Tuesday, April 5, 2016

performance - Stronger Hack-proof MMO Game Comparison: Game Client Based Vs. Via Web Browser



I was wondering. I observed most of any MMO that are hack-prone area. Hacks used one-hit kills, stealing accounts, instant level up, aimbots (mostly MMOFPS), and questionable wallers (also in MMOFPS). These hackers might affect the fairness and excitement of the gamers which lead to doubts, abuse kickers (mostly in MMOFPS*, and misunderstandings. Even in MMORPG referred to hacks for instant money for purchase items. I saw these examples via Wikipedia.


This leads me to my question:


Which kind of MMO game platform or model would be best for making MMO games whilst reducing the possibility of hacking?


For example I could make an MMO game for the web browser (by website or via Facebook) or making an MMO game using installers/clients that fetches for patches and graphics that could run only through program via computer. What will help with preventing hacking and how?

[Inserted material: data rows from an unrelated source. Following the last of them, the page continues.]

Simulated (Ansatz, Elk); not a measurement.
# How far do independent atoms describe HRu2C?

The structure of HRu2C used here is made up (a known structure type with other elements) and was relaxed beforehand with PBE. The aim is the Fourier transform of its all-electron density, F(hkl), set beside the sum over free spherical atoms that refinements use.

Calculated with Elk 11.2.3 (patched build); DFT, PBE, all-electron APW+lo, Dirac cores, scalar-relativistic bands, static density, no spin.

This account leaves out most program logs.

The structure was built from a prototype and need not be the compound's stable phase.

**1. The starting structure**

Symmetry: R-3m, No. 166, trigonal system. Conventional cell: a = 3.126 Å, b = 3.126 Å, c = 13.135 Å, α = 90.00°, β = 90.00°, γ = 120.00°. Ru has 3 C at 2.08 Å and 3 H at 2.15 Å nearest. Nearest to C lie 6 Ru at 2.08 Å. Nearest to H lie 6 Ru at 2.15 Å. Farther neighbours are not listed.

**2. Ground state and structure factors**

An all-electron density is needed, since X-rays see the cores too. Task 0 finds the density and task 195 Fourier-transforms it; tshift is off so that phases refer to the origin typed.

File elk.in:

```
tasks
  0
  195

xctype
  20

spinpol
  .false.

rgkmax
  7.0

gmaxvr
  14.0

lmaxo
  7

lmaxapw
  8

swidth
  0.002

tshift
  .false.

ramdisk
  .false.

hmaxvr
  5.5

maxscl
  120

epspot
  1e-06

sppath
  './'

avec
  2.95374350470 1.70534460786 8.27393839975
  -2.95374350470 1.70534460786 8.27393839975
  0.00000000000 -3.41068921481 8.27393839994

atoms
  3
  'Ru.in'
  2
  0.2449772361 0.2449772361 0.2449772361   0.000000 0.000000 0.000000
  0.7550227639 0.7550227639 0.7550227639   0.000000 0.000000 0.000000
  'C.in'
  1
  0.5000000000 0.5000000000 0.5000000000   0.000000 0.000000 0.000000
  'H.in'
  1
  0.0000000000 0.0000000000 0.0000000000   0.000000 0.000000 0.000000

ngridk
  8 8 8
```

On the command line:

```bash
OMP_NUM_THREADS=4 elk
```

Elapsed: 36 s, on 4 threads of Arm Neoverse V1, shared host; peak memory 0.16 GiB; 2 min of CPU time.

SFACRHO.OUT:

In the case of making an installer/client based MMO games, are there anti-hack programs or techniques you can recommend in MMO context?




Answer



Whichever you do, it doesn't matter. If you rely on clientside calculation of anything you will get hacked. All the "anti-hacker" tooling has AFAIK been thoroughly penetrated, new versions often themselves being hacked in a matter of hours after release.
Given that, browser games are a major PITA IMO (poor usability) though they do offer ease of installation.
So push as much as you can to the server, validate and counter validate everything sent by the clients to the server, and aggressively detect and ban any violators.
Of course you do have to account for lag which can cause weird results being sent (or received), which is another reason you don't want to rely on clientside anything.
So the client tells the server he's moving in direction alpha, let the server decide the next position, not the client. Client tells the server he's pulling the trigger, let the server decide whether there's bullets left, where they're going, and whether anything is hit (and what damage they do).
Done like that, the client becomes little more than a tool for rendering the world and allowing the user to request things (data, movement, etc.) from the server with the server deciding whether those requests should be honoured based on what it knows about the real abilities of the client (this also makes it impossible to render walls invisible for example, unless the client avatar is known to the server to have X-ray vision, a decision made based on gameplay and resources the server assigned to the avatar, not the client software).

Of course this places a major burden on the servers, your server hardware is going to have to be rather more serious than that of old fashioned gaming servers which were little more than portals to transmit data between clients, but that's what it takes to deflect hacking/cheating attempts.